2
votes

I'm exploring the use of DynamoDB in the application I work on, which currently only has one database component -- a MySQL database running on RDS.

We pretty heavily use AWS and use a sharding scheme for our databases, but it can only get us so far without manual intervention. Playing around with Aurora I actually saw a significant drop in performance vs our MySQL database, so I'm evaluating DynamoDB to see it will work for us, as it can efficiently store JSON data, and also scale easily (just increase the reads or writes per second in the AWS console and let Amazon do the heavy lifting).

In several of our MySQL tables we have a primary key that is an autoincrement column, but we also have several indices on top of that to support query performance in other ways. The other indices are crucial as some of our tables have over 1 billion rows in them. In essence, we partition things among a client, an object_name, etc. So I might do something like this in MySQL:

Create Table: CREATE TABLE `record` (
  `id` bigint(20) unsigned NOT NULL AUTO_INCREMENT,
  `client_id` int(10) unsigned NOT NULL,
  `data_id_start` bigint(20) unsigned NOT NULL,
  `data_id_end` bigint(20) unsigned NOT NULL DEFAULT '8888888888888888',
  `object_name` varchar(255) NOT NULL,
  `uuid` varchar(255) NOT NULL,
  `deleted` tinyint(1) unsigned NOT NULL DEFAULT '0',
  ...
  PRIMARY KEY (`id`),
  ...
  KEY `client_id_object_name_data_id_data_id_end_deleted` (`client_id`,`object_name`,`data_id_start`,`data_id_end`,`deleted`),
  KEY `client_id_object_name_data_id_end_uuid_id` (`client_id`,`object_name`,`data_id_end`,`uuid_id`),
  ...
) ENGINE=InnoDB AUTO_INCREMENT=1 DEFAULT CHARSET=utf8;

I'm evaluating duplicating some of this data into DynamoDB to use as a cache, so we don't have to go out to S3 to retrieve stored data there under certain situations. Instead, I'll just store the JSON data directly in the cache. In DynamoDB, it looks like I could use a HASH or a HASH and RANGE attribute in a key. So for example, I could use the autoincrement column from our MySQL table as the HASH, but then all of the examples I see of RANGE keys, global/local secondary indices, etc. only specify ONE other attribute as the RANGE. I want to create an index for efficient lookup when 3 or more values are specified in the "where" clause.

For example, I would like to query this table using an expression like this:

var params = {
    TableName: "Cache",
    KeyConditionExpression: "clientId = :clientId and objectName = :objectName and uuid = :uuid",
    ExpressionAttributeValues: {
        ":clientId": 17,
        ":objectName": "Some name",
        ":uuid": "ABC123-KDJFK3244-CCB"
    }
};

Notice that my "where clause" in the KeyConditionExpression uses 3 values. It's possible that we might have 4 or 5 values there. So is there any way in DynamoDB to create composite keys that have more than 2 attributes (columns) in them?

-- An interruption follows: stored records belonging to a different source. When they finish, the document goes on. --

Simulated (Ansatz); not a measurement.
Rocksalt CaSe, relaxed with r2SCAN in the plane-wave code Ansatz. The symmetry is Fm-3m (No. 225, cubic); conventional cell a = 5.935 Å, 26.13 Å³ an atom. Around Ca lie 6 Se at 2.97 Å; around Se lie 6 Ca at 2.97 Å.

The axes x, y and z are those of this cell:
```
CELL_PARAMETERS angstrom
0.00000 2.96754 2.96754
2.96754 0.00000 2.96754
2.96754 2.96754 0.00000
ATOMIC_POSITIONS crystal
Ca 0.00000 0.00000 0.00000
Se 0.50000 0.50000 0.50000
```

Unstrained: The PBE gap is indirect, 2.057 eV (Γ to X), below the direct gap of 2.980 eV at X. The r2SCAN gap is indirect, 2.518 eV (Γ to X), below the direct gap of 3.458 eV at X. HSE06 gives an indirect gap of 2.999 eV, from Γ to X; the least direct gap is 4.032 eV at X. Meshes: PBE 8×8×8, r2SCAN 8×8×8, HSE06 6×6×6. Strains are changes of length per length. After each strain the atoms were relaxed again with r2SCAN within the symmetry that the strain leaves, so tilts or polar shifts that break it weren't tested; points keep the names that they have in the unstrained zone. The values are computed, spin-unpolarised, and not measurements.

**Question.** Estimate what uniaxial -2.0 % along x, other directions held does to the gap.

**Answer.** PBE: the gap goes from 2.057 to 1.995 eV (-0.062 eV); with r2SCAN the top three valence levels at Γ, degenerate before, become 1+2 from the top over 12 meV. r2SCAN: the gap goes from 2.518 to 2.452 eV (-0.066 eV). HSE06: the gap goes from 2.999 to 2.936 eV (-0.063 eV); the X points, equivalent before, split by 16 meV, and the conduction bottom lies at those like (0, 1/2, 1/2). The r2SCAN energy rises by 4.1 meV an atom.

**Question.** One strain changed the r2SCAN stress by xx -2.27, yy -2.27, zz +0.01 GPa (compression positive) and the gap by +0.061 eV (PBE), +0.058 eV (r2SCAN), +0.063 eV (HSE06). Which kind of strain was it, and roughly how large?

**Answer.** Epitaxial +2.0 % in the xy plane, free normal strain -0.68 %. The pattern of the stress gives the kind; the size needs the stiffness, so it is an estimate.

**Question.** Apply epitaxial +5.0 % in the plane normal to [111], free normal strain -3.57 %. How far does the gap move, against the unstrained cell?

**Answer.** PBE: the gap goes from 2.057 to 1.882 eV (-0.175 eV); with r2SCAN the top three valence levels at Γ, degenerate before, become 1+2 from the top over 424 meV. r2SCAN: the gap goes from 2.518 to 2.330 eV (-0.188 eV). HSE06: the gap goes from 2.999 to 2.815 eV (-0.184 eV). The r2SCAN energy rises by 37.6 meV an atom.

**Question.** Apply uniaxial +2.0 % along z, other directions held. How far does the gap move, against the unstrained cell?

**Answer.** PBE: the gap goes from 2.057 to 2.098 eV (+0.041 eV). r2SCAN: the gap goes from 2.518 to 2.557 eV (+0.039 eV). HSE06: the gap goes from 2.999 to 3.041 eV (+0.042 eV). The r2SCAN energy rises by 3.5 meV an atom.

If not, I suppose that I could concatenate the 3 columns into a string and use that as my primary key on each insert. Or at least concatenate clientId and objectName, then use uuid as a RANGE or something like that. Effectively I need to page through all values for a specific clientId/objectName combination, and then based on some of the attributes in each row either take its value directly from the cache, or consider it a miss and retrieve the value from S3 (which is considerably slower).

1

1 Answers

1
votes

DynamoDB allows consistent low-latency queries on essentially infinite amount of data for this. The model you suggested with concatenating the values seems to be a good approach.

One thing to note is that hash key attribute values are limited to 2048 bytes. If the values you are concatenating are not predictable lengths (you can't pad them nicely) or exceed this limit, it may be a better approach to hash the value of the item and search based on the hash of the item. Here is the relevant documentation on limits: https://docs.aws.amazon.com/amazondynamodb/latest/developerguide/Limits.html. DynamoDB items are also limited to 400KB total data.

For correctness, I would also use some unique identifier for a range key, this will allow collisions for hash values (even if it's rare) and the schema is scalable because there are a small number of items per hash key value.